Kyneton House by Moloney Architects is located on what was once a tennis court, a piece of land that had been subdivided off from the property of a Victorian-era home in the historic town of Kyneton.
“A flat piece of land flanked by a steep excavation into the hillside; the site created a great way to return wayward tennis balls,” laughs Mick Moloney, director of Moloney Architects, “but for our purposes, the high retaining walls gave the new building an excellent sense of privacy.”
After following the studio for some time on Instagram, the clients approached Moloney Architects to create a contemporary home with a close connection to the landscape. With the site fronting a wide public reserve and the adjacent Campaspe River, the team elected to set the house back from the edge of the reserve to provide additional privacy and expanded views.
The hulking new structure, defined by concrete and blackened timber, is strongly anchored to the site and sited to leverage light and view access. “The services and sleeping wings, constructed out of concrete blockwork, book-end a lightweight timber and glass living pavilion, providing privacy and protection where it’s needed and a connection to the views and landscape where it’s desired,” adds Mick.
As expected the service and sleeping pod have been designed as “cloistered spaces”, expressed in solid masonry with smaller windows, with the living pod designed as a much more open, glazed element featuring lightweight timber cladding. In creating the wings, the architects have also created two courtyard spaces, connected by the main living area which is glazed on both sides. “The spaces are intended to be ‘landscape rooms’ that can be inhabited depending on the time of day, winds, and sunlight,” adds Mick.

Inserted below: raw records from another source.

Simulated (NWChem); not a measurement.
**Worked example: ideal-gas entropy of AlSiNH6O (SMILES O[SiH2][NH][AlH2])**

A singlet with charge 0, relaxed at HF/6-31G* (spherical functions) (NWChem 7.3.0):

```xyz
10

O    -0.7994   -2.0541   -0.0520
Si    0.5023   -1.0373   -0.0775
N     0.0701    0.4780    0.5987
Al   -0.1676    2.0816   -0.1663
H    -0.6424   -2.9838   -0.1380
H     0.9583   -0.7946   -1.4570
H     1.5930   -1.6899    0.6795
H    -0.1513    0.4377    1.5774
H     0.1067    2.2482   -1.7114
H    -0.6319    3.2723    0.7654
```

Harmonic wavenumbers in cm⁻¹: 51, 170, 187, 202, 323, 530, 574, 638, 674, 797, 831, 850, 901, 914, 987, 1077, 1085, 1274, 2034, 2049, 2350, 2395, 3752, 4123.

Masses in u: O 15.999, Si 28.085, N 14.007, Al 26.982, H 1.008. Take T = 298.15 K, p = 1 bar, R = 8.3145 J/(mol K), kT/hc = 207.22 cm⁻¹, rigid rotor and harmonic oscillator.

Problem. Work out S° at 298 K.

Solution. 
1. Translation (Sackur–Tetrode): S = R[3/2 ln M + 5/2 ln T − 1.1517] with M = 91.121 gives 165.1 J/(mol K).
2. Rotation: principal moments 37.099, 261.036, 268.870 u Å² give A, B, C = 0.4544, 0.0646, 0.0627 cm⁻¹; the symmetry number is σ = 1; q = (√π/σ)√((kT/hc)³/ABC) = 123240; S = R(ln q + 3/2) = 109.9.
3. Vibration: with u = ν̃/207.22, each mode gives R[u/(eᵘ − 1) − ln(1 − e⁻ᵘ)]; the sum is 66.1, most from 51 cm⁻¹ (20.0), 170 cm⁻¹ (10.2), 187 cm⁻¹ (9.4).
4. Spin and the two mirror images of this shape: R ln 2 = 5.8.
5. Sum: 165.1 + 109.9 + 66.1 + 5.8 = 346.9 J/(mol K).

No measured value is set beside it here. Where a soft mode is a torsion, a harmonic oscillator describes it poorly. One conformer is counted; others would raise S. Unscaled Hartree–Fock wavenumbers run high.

The interior scheme follows the cues of the exterior materials with the concrete blockwork making a seamless transition from outside to inside. Lighter, honey-hued timber, as seen in the joinery components and furniture selection adds warmth to the palette.
Kyneton House employs a number of passive solar principles with high thermal mass provided by the concrete slab, concrete hearths, and internal concrete blockwork. “Its narrow plan provides for excellent passive ventilation and, being in a cold climate, the home is also designed to be highly thermally insulated,” adds Mick.